Recovery Hopes

The futures were right, as I mentioned in yesterday’s early morning post, and the markets picked up the momentum from Europe and galloped higher, although they closed well off their highs for the day, as the chart above shows (courtesy of

One of the reasons for the pullback was increased uncertainty caused by problems with home foreclosure proceedings. It appears that finally Attorneys General from all 50 states have joined to examine foreclosure practices.

At issue is not whether a non-paying homeowner should be foreclosed on but whether all state laws were properly followed. Adding more confusion is the fact that most mortgages were sold several times and the questions has come up as to who would now be the legal party with the right to foreclose. At least that is my understanding at this time.

The effect was that the major indexes pulled back as lenders, such as Chase with 115,000 mortgages, will now have to increase reserves for litigation costs, which will not only reduce profits but also could extend over an unknown time frame.

Nevertheless, the indexes ended to the upside with the S&P; 500 now honing in on its 2010 high, which occurred back in April. The big performer, however, was gold with a new intraday high of 1,376.

Again, the happy trio (gold, stocks and bonds) continues its upward path with gold being the asset class that makes the most sense in this environment. The destruction of the dollar, along with global economic uncertainty, were some of the forces pushing the metal to its current levels.

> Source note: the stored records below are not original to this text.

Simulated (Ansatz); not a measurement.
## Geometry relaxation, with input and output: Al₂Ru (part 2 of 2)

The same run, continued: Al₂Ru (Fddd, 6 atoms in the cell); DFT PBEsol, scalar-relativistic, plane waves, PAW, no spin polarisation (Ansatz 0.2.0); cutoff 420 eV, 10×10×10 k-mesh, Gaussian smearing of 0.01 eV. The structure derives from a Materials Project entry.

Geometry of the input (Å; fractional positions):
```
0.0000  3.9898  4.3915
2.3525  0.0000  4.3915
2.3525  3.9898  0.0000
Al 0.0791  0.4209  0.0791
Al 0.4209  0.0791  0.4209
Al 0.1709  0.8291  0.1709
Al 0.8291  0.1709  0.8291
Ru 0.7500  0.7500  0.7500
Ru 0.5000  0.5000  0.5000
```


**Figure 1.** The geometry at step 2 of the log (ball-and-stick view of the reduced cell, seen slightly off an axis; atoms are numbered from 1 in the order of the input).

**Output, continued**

I would not buy gold outright here, because it can be subject to violent corrections, but we own it indirectly via a mutual fund that has broad exposure to it.

Amazingly enough, the stock market is able to locate only good news, or turn bad news in a positive. As a result, the focus remains on recovery hopes, whether they are substantiated or not.

I may be one of the few who always seems to get concerned when markets rally with utter abandon, as it’s just a matter of time when the inevitable downside comes into play.